The idea of “letting go” is present in most religions, philosophies, spiritual activities, mental and physical disciplines, and stories from galaxies far, far away. It can be expressed as “dying to self,” “slipping away into water,” “doing not trying,” and many other phrases that can come off to me as somewhat naive and trite in a hostile and imposing world. But, that doesn’t make them wrong. Trading one form of suffering for another doesn’t sound like a winning formula, unless perhaps it’s truly helping someone else. It doesn’t work out that way very often.
The opposite of letting go is to hold on. On an emotional level, it makes sense to hold on to things that provide comfort, like a security blanket. On a logical level, it’s idiotic, since nothing will last forever. I tend to prefer not being an idiot.
I’m making good progress in this area, but it’s not yet complete. It never will be complete for anyone, and I need to let go of worrying about my progress! I will be the fool who makes a progress chart about how well I’m doing “letting go” of my worrying about my progress! Really, I just was imaging doing that. Yeah, I’m not quite there yet.
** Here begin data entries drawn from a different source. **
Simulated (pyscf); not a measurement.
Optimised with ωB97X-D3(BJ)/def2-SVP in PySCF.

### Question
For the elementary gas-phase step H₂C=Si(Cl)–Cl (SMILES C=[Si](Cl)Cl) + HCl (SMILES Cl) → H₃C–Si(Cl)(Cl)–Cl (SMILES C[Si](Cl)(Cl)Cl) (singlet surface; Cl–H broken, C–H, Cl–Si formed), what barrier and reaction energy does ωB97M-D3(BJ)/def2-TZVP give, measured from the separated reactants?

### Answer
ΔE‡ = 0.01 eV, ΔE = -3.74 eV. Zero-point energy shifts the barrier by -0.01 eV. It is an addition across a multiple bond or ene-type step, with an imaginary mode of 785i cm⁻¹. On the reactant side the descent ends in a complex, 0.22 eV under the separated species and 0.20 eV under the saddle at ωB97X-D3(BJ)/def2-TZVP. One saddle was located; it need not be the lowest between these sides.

I don’t think I can consciously be aware of when I’m successful anyway. It’s only when I fail that I know, and I am learning to readjust my focus on positive activities and thoughts. I have an excellent partner who is now helping with that. It won’t be a perfect progression. I can get thrown off quickly and unexpectedly, often by other people. But, I am learning to defend myself from this as well, namely through understanding the boundaries I have to set with them, no matter how much they don’t like them, especially during the holidays.
You can’t literally hold on to the past, so it ultimately becomes a matter of how much do you want to pretend it’s still there while ignoring what’s right in front of you.